John Calhoun, call your office

Paul Danish

According to a recent poll, taken over the Fourth of July holiday of all times, nearly four out of 10 likely voters are so fed up with the state of the union that they’re cool with the idea of leaving it.

On the flip side, the same poll found nearly one-third of likely voters are cool with using the military to crush anyone who tries it.

The survey, which was done by John Zogby Strategies, asked 1,001 likely voters the following question:

Which of the following is closer to your view?

Statement A: If a majority of residents within a given state prefer to have the final say over their destiny without the control of Washington D.C., then let them have it it is their right.

Statement B: If residents within a given state were to take such a drastic measure and secede from the United States, the Federal Government would be justified sending in the military to prevent secession from taking place.

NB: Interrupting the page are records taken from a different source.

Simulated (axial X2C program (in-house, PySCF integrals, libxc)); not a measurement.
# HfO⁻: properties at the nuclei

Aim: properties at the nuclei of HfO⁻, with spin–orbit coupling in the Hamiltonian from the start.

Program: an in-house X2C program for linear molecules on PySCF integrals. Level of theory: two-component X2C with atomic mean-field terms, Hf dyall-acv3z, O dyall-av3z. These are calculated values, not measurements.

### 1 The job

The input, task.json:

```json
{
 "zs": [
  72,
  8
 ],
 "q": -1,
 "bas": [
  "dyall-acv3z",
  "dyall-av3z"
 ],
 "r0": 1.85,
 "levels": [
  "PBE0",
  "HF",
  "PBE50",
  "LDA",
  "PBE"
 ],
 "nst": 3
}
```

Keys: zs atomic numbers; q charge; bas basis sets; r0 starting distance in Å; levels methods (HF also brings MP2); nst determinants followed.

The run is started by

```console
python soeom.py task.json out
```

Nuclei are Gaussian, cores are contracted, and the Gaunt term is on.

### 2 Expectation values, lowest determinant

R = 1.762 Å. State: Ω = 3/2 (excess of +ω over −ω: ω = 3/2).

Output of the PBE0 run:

Nearly four in 10 (39 percent) of those surveyed agreed with Statement A. Nearly one-third (32 percent) agreed with Statement B. Twenty-nine percent were undecided. In other words, according to pollster Jeremy Zogby, a plurality of Americans, “agree with a state’s right to make a clean break from the Federal Government and go their own way.”

Although the word “secede” does not explicitly appear in Statement A, as it does in Statement B, Zogby equates an affirmative response to Statement A with support for secession.

The poll found a greater percentage of Democrats (42 percent) and unaffiliated voters (41 percent) supported secession than did Republicans (35 percent).

It also found that nearly half of blacks (47 percent) supported secession, compared with 38 percent of whites and 34 percent of Hispanics.

By region, the part of the country most supportive of secession was the Central/Great Lakes region with 41 percent support, closely followed by the South and the West, both with 40 percent support. Support for secession in the Northeast was 35 percent.

Last year, Zogby Strategies asked the same question to 800 likely voters over the Labor Day weekend. Overall, an identical 39 percent agreed with Statement A in both the 2018 and 2017 polls, but there were some significant changes in the demographics of the 2018 survey.

The two most striking changes were plunging support for secession among Hispanics and soaring support for it in the heartland.

Among Hispanics, support for secession dropped to 34 percent from 51 percent, a 17 percentage point decline. By contrast there was no change in support among whites, for whom it was 38 percent in both 2017 and 2018, and a comparatively small rise in support among blacks (from 43 percent to 47 percent).

By region, support for secession shot up in the Central/Great Lakes region from 25 percent in 2017 to 41 percent in 2018, a 16 percentage point spike.

In contrast, support for secession dropped by 8 percentage points in the South (from 48 percent to 40 percent) and in the Northeast (from 43 percent to 35 percent). In the West it declined from 43 percent to 40 percent.

By party, support for secession was little changed: It ticked up a percentage point among Democrats (to 42 percent) and two percentage points among unaffiliated voters (to 41 percent), and dropped three percentage points among Republicans (to 35 percent).

What should we make of this?

The fact that more Democrats than Republicans favor secession may be a function of Trump Derangement Syndrome, and Democrats’ skin-crawling realization that Trump and more importantly, his supporters may not be going away any time soon. If Trump can’t be dumped, maybe Ds want a way to flee the country without moving to Canada or Tierra Del Fuego.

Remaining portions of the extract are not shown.